These days it seems like everyone is rushing to market with something “disruptive” or “epic.”
They promise that their product or service
will fundamentally change the way we eat, sleep, do business, you name it. But
you don’t need to do something completely revolutionary to change the world.
You just need to be different than everyone
else. And you need to do that different thing better.
If you’re vying to position yourself in a category that already exists, you’ll find yourself on an endless hamster wheel, running at full speed without really getting anywhere.
Take the story of Debra Sterling, the founder
of GoldieBlox, who studied engineering and product design at Stanford
University, Debra saw the lack of toy building blocks for girls as a golden
opportunity to fill an unmet need and
expose young women to the field of engineering. After she faced rejection from
the traditional toy industry and the male-centric world of venture capital,
Debra brought her idea to the masses by starting a massively popular
Kickstarter campaign. And today, her company has sold more than one million
toys worldwide.
Because she wrote her own rules rather than
chasing share of the existing market, she successfully reimagined the toy
category from a brand new, female point of view.

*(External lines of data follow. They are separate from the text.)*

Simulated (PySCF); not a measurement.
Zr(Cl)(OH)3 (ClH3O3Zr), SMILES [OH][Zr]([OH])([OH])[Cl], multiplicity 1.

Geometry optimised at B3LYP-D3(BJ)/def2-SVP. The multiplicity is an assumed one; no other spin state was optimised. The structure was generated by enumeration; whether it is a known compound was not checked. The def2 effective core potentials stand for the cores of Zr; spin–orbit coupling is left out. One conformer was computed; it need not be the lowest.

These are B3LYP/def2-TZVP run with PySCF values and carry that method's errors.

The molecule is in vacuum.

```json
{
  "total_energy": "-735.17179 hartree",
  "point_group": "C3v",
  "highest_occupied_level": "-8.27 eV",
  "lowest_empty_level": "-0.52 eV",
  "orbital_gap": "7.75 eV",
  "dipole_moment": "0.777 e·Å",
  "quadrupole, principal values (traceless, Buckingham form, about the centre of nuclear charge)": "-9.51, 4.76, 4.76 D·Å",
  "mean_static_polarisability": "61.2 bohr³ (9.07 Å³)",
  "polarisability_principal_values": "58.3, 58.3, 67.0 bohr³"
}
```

And she dominated the category.
This stems from my podcast
episode with Praxis students about category design. Here’s the most
important thing from our conversation:
Focus on category
design, not category creation.
Once you’ve found your place in the market, your next step
is to bare your teeth and niche down.
Get this: it’s not the first mover who wins.
No, the winner is always the first company that convinces
the world to see the problem and acknowledge
their solution. It’s the guys who use their unique point of view to drive
the world from where it is today to where they want it to be.
One Praxis student brought my attention to a great example
of this: Hydrox versus Oreo.
Hydrox was a cream-filled sandwich cookie that debuted in
1908. If you’re not familiar, that’s probably because just four years later,
Oreos—an incredibly similar sandwich cookie—came onto the scene. They were an
immediate success. So popular, in fact, that people forgot about Hydrox, which
was eventually perceived as the imitator of Oreos, rather than the originator.
This story illustrates the importance of category design
over category creation. Oreos didn’t create the cream-filled sandwich cookie
category, but still ended up relegating Hydrox to an obscure footnote in
history.
Remember that you don’t need to create an entirely new
category—you just need to design it differently than your predecessors.
Then calculate your
unique “Magic Triangle.”
One of the biggest, most boneheaded mistakes I’ve seen in
the business world is the belief that the best product wins.
I’ve actually heard CEOs say, “We make shit, we sell shit,
and everything else is bullshit.” But this mentality of “my widget is
better than your widget” is for followers, not leaders.
Legendary success requires that you design a great product
and a great company and a unique category. We call this
winning triad the Magic Triangle[1] [2] of product design.
Many entrepreneurs spend the bulk of their time obsessing
over what they plan to sell (their product design) and their business model
(their company design). But focusing on these inputs without thinking long and
hard about the category design isn’t a winning strategy.
If you and your company don’t stand for something unique,
you’ve relegated yourself to mediocrity.
Your business may become profitable, but it won’t ever
become truly legendary.
Remember: you have
to convince the world.
But even with your magic triangle, success isn’t
guaranteed because products can’t speak for themselves. Think about the wheel,
which was originally used for pottery. It took 300 years after the wheel’s
invention for anyone to use it for transportation.
Someone needed to step up and teach the world a new way to
look at the wheel.
Likewise, you need to become an evangelist. Luckily,
spreading the word about your product won’t be hard if you’ve done category
design correctly. It should be easy to articulate how your invention solves a
problem that people didn’t even know they had.
And to convince the world of your product’s merit, timing
matters.
Was the timing already right for Cubism, or did Picasso
make the timing ripe for Cubism? Well, because he got the category design right
and nailed his magic triangle, he got the world to believe that Cubism was a
new kind of art.
And he found the world was ready and receptive.
It’s hard to predict when something will take off, but
there’s a classic analysis technique that states: Just ask “why” seven times.
By delving deeper into the reasons why the world needs a new solution, you
force yourself to stay open and keep digging until you hit “paydirt.”
By shifting your mindset in this way, you have the power
to move the needle, to change how the world thinks about things.
Legends have the courage to be different. If you focus on the exponential value of what makes you different rather than the incremental value of what makes you better, you’ll be well on your way to excellence.